For modeling, one can adjust the constants involved to produce the best fit for the data. The ways to do so could fill whole volumes in themselves, and are better covered in mathematical texts devoted to that subject. For purposes of this text, adjusting the parameters of the proposed function to provide the best visual fit provides a method that anyone who knows how to use a graphing program can utilize. Although this method is easy to implement, make sure to use the proper units for the constants! If you do not have any data, this method cannot be used. Also, if you only a small amount of data, or data for only a short time period, be warned that the model could be less accurate. If you have data that appears to contain a great deal of noise (random variations), is quite inconsistent from period to period or contains a cyclic variation (such as an annual cycle or a regular seven year weather pattern), you may need to smooth out the data. To reduce noise, you can use a moving average smoothing technique. For purposes of this text, you could average the each value with the value immediately before and after it. For cyclical data, you can average over half a cycle before and afterwards. There are much more sophisticated smoothing techniques that can be found in textbooks on various types of forecasting.

### Derivative Approach

Full quantitative data for a historical regime is often unavailable, or is only available at great expense of time or money. Yet, historians frequently come across information that is anecdotal or qualitative rather than quantitative. Fortunately it is often possible to convert qualitative data into quantitative data using a trick from calculus. It is nearly always possible to attach somedate to anecdotal information. Often the date assigned can be quite precise. Major trends can often be identified anecdotally, and numerical dates can be matched to anecdotal data. Therefore, a series of date-trend pairs can be created for whether the regime is growing, reaching a plateau or declining. A table such as that below can be created. Anecdotal information indicating an increase or a decrease represents a positive or negative slope of an underlying function. Such a slope can be seen as the derivative of that underlying function.  Such slopes can typically be crudely plotted on a meta-velocity versus time graph. Then an underlying function can be proposed that is consistent with the meta-velocity graph. A change in slope indicates meta-acceleration that further indicates the presence of a net meta-force. Hence, even anecdotal or qualitative data can frequently be used to generate a meta-mechanical function.

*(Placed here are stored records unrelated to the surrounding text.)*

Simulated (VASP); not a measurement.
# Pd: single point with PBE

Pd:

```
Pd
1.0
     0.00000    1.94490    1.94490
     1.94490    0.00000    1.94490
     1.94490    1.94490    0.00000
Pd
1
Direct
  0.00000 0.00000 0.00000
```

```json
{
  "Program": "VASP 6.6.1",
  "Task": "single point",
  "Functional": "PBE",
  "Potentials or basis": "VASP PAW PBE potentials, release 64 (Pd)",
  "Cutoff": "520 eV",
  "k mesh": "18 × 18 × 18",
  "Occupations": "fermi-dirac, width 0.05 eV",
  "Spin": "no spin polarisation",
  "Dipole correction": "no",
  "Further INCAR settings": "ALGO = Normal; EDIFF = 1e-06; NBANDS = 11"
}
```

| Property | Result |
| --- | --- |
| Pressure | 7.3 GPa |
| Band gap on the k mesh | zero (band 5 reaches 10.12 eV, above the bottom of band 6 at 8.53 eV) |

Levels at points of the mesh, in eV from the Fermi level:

TABLE: Date-Anecdote Data Pairs for a Hypothetical Regime

Date Regime Growth 603 CE (e.g. or AD) Official birth of regime 612 CE + 650 CE + 692 CE + 724 CE + 780 CE Level 807 CE Level 876 CE - 892 CE - 906 CE - 917 CE No longer exists

An exponential function can be created, whose first derivative function matches the anecdotal date-trend data. This is certainly rough approach, but it can give a first approximation of the quantitative rise and fall of the regime. If the potential and other characteristics can be identified, then a better quantitative characterization can be achieved.

Of course, there may be shorter term upward and downward trends. These can be modeled with a secondary function. Minor victories and setbacks should not be included in trend data for the major regime characterization.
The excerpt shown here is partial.